Two years ago I lost some weight. All up about 60 pounds. I could finally shop in 'normal' shops and I was looking fine Seriously. Never before had I liked myself. Never before had I felt good about being alive. It took a lot of work, and and lot of sweat, but I did it. And I swore I wouldn't go back. I wouldn't stop going to the gym. I wouldn't gain the wieght back.

So what the fuck happened??

I haven't gained all of it back (thank christ for that), but I have gained a fair bit of it back. And all on my tummy. The bastard of it. I can't get myself to walk past the gym, let alone go in. I didn't think I had gotten that bad until I went shopping on my holiday. The pants still fit good, but the tops... notsomuch. And it doesn't help that the fashion these days is to wear everything tight. For the record, even at my thinnest I didn't like people being able to tell what I had for breakfast just by looking at me. So today I'm back at it. Whatever the fuck it is. Writing down what I eat, making sure I drink enough water, and at the very least going walking instead of using the car today.
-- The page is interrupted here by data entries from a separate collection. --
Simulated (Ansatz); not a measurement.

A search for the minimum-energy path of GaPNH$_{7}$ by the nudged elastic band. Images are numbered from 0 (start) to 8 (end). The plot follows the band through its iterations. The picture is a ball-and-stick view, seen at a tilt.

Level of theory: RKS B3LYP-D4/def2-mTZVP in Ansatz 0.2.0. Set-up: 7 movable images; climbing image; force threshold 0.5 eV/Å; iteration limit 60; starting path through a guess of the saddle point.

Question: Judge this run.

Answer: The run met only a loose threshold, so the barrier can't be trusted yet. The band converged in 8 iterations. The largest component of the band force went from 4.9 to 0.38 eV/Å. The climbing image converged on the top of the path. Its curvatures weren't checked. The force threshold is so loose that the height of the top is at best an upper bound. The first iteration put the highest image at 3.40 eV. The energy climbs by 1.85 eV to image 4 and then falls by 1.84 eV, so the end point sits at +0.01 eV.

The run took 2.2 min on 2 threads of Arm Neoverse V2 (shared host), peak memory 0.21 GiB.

Although a part of me does know what happened that I let myself go back to my bad habits. Even though I lost the weight, nothing changed in my life. Even though I looked great, and felt great, and had so much confidence in myself nothing happened. No hunk of man meat declared undying lust for me. My job didn't amazingly improve. I was still the same. And I don't know why, but I had always thought "If I weigh x then my life will be better." or "It's because I'm y that no one loves me." When weight really had nothing to do with it. Damn it all.

Can someone please invent a time machine so we can all go back to a time when you weren't defined by the weight you're not?